The desk is a work of original and contemporary craft, not a reproduction of Wright furniture designs, and yet incorporates the following features as befits the high standards being incorporated in the refurbishment of the Emil Bach House national treasure:

Checked Drawers1. Wright’s use of bands of casement windows ‘wrapping around corners’ is reflected in the two checked drawer fronts in that the checks ‘wrap around the corner’ into the drawer sides.

2. The color scheme of the Bach House — cream walls and Cherokee red trim — is complimented in the reddish air dried black walnut and the cream accents of the sap wood and beech sun disk.

3. Matching wood selection: all the interior trim and original built in furniture of the Bach House are walnut; the floors are beech.

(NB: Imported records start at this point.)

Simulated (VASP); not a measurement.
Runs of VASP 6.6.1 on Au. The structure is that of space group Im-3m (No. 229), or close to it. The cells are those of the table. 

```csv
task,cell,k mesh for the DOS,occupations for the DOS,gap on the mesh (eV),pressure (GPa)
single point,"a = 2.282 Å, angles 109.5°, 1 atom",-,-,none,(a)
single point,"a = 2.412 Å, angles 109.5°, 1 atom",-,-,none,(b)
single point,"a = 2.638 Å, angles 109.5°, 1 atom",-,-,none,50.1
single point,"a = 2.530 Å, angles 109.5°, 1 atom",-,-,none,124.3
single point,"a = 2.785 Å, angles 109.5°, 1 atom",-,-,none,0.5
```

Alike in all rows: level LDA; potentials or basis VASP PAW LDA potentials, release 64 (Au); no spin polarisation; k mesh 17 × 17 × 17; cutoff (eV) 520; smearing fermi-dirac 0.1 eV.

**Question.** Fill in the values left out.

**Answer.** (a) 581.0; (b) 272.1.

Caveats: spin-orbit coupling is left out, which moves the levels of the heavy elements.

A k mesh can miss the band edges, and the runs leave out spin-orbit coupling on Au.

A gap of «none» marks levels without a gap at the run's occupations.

4. Walnut folklore: while it may or may not be true that all the walnut was cut from one tree, it is certain that 100% of the walnut for the desk came from a single flitch sawn walnut log. This allowed the boards used in all the major surfaces of the desk to be book matched.

5. The beech ‘sun disk’ can be linked to Wright’s use of a yellow interior paint color he named ‘sunshine.’

6. Wright liked to weave a unifying motif throughout a house, giving them a quality of being ‘cut from one piece of goods.’ The book-matched boards from this desk were literally milled from one tree.

7. The caning on the sliding doors, which conceal files, marries the desk to the chair, a duplicate of a chair from the original dinette set designed by Wright for the Bach house.